Closed ricschuster closed 2 years ago
Awesome - thanks!
@ricschuster, I've just pushed a new commit to this repo with the new rcbc package version. This won't affect anything when running the benchmarks on your Ubuntu system, but if you tried running the benchmarks on your Windows system, then it will use CBC version 2.10.5. So, hopefully, we should now see the same results on Windows as Ubuntu?
Thanks very much @jeffreyhanson
Maybe I should test a reduced benchmark version on Windows.
A CBC question for you: What do Windows users need to do to use CBC 2.10.5 at this point? I basically want to get a sense if its easy enough so we can promote the solver to prioritizr
users.
No worries - yeah, that's a great idea.
Sorry, I wasn't clear. RWinLib now has the Windows binary files for CBC 2.10.5 and rcbc has been updated to use these binary files (instead of the older version). So, all a Windows users needs to do is install rcbc from GitHub (e.g. using remotes::install_github('dirkschumacher/rcbc')
). Note that they still need to have Rtools installed on their computer.

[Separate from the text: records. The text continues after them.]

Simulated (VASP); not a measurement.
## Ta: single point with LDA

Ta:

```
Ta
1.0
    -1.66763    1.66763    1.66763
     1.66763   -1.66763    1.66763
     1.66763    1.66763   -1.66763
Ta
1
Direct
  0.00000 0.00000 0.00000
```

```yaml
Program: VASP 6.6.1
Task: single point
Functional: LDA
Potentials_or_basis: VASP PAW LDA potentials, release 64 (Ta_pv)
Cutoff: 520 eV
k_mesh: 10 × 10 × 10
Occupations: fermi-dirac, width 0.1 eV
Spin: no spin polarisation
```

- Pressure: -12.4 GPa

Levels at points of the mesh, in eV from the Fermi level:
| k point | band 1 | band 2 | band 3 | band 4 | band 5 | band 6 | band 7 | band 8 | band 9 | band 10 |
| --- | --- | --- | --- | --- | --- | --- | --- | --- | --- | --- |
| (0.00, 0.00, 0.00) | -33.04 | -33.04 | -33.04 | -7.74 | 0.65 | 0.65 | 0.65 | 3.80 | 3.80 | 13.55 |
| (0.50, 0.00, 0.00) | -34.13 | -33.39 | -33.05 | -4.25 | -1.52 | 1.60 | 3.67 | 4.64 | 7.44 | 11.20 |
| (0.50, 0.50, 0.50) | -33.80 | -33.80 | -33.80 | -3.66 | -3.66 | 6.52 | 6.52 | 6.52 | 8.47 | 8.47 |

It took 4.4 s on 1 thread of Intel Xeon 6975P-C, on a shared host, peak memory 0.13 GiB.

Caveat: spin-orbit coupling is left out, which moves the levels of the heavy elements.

Thanks very much. Just needing Rtools seems like a pretty reasonable requirement.
What do you think about promoting the new version of prioritizr
on Twitter and to the Marxan group?
We could wait for rcbc
to go to CRAN, but as you noted earlier, that might take quite some time.
Yeah - great idea! I think the new version of prioritizr has some nice QOL features (e.g. the evaluation functions) that users might appreciate? Should the new CBC solver functionality also be promoted too? On the one hand, it might be worth waiting till the benchmark vignette is finished before we promote the new CBC functionality --- so we have some stats/graphs for interested readers? On the other hand, I guess there's no harm in saying that preliminary analysis shows that it's pretty fast and it might help people that can't use Gurobi/CPLEX? What do you think? Also, if it's helpful, I could compile a list of the main benefits/new features for you to include when promoting it?
Sorry, I just had a thought - it's probably worth checking that the CBC solver functionality is pretty fast on Windows with CBC 2.10.5 before promoting it? I think/suspect/guess a good chunk of the users would have Windows systems, so it's probably worth making sure that the performance we see on Ubuntu is still achieved on Windows?
If you could compile a list of the main benefits/new features, that would be awesome!
For CBC it would be good for benchmarks to be finished for sure. That's going slow right now, only 4 scenarios completed today (167/480 complete). Great idea about testing CBC on Windows first. I will do that. Fingers crossed its comparable to Ubuntu.
Ok - sounds great - thank you so much for leading the benchmark stuff!
Here's a list of the main benefits/new features in prioritizr (in order of importance according to user needs, this just my opinion though):
add_cbc_solver
to generate problems with the blazing fast, open source CBC solver (https://prioritizr.net/reference/add_cbc_solver.html).add_lpysmphony_solver
and add_rsymphony_solver
functions so their gap
parameter specifies the relative optimality gap (similar to the Gurobi and CPLEX solvers). This is more of a bug fix than a "new feature" per se -- so we should probably be careful how we describe this?add_lpsymphony_solver
to be more memory efficientThanks very much Jeff!
The benchmarking is taking a lot longer than I'd hoped for, primarily related to boundary penalty factors and open source solvers.
I think it would still be good to show benchmark results when we promote the new prioritizr
version, but that might take a while. Do you think we should send something around now just for the updates or do you also think we should wait for the benchmark vignette?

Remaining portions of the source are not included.